If there was ever an occasion to give thanks that we have a Bill of Rights it was on Tuesday when The Star published an attack on the Mail & Guardian by the deputy speaker of the National Assembly, Baleka Kgositsile, under the headline: ”Poor taste must not pose as art.”
The article was confused, but appeared to be demanding not only the reintroduction of formal censorship of a kind we suffered under National Party rule — to ”deal” with pornography — but its application to newspapers as well as the broadcasting industry and its extension to the fine arts.
Ms Kgositsile’s outburst was seemingly prompted by the ”outrage” suffered by ”many black women” at the M&G’s review of the Martienssen Prize art exhibition, which included a photograph of the winning exhibit. The piece, entitled ”Useful Objects”, consists (in the words of the reviewer) of a half-smoked Gauloise Blonde cigarette in a ceramic ashtray ”resembling a black vagina, lips or a turd”.
The deputy speaker asks, rhetorically, whether the photograph was published ”because it depicted the private parts of a black woman and not those of a white woman, or man, or black man, for that matter.”

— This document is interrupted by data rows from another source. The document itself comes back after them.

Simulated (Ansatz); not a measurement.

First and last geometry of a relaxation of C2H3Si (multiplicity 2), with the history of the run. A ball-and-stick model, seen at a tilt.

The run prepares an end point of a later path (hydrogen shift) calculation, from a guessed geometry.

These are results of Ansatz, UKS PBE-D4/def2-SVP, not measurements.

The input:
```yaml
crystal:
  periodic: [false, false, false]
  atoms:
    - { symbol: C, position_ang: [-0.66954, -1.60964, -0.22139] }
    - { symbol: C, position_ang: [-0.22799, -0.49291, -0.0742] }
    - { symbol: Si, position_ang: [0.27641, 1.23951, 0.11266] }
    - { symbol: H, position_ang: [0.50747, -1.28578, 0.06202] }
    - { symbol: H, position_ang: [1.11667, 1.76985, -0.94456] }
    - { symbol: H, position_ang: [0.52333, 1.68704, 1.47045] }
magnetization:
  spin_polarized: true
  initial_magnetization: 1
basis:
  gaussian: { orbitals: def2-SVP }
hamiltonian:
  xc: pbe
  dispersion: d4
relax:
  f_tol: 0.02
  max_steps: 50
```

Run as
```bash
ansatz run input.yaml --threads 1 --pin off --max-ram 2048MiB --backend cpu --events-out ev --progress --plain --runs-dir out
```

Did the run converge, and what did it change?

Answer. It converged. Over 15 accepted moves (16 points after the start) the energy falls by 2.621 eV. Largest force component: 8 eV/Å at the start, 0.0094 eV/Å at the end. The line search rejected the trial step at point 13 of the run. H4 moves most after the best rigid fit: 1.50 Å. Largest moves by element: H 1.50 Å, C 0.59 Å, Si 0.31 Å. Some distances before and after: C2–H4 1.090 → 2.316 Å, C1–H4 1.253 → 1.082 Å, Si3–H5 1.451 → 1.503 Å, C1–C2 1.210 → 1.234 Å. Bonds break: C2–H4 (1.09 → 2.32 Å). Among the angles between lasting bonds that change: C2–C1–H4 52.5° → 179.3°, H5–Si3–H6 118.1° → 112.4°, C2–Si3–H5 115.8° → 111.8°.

Declaring that ”people’s pride and dignity cannot be trampled on in the name of freedom of expression”, the article concludes: ”If need be, legislation must protect our people from degradation that is likely to continue in the name of trying to keep up with some arbitrary artistic ideals not set by the majority of those affected by these academic debates.”
The office of speaker is one that demands respect and it is unfortunate that it should be brought into disrepute by an outpouring of such arrant nonsense. The M&G published a photograph of the piece, because respected members of the artistic community judged it worthy of a prize.
The suggestion that we did so because the ”private parts” were black and female is worthy only of contempt. If Ms Kgositsile had only a modicum of artistic sense she would appreciate that ”Useful Objects” is an instance of freedom of expression being exercised in the defence, rather than in the destruction, of ”people’s pride and dignity”.
As for her suggestion that ”the majority” should be given responsibility for defining artistic ideals, we would only observe that it is unfortunate that the deputy speaker appears to have chosen Stalin for her muse.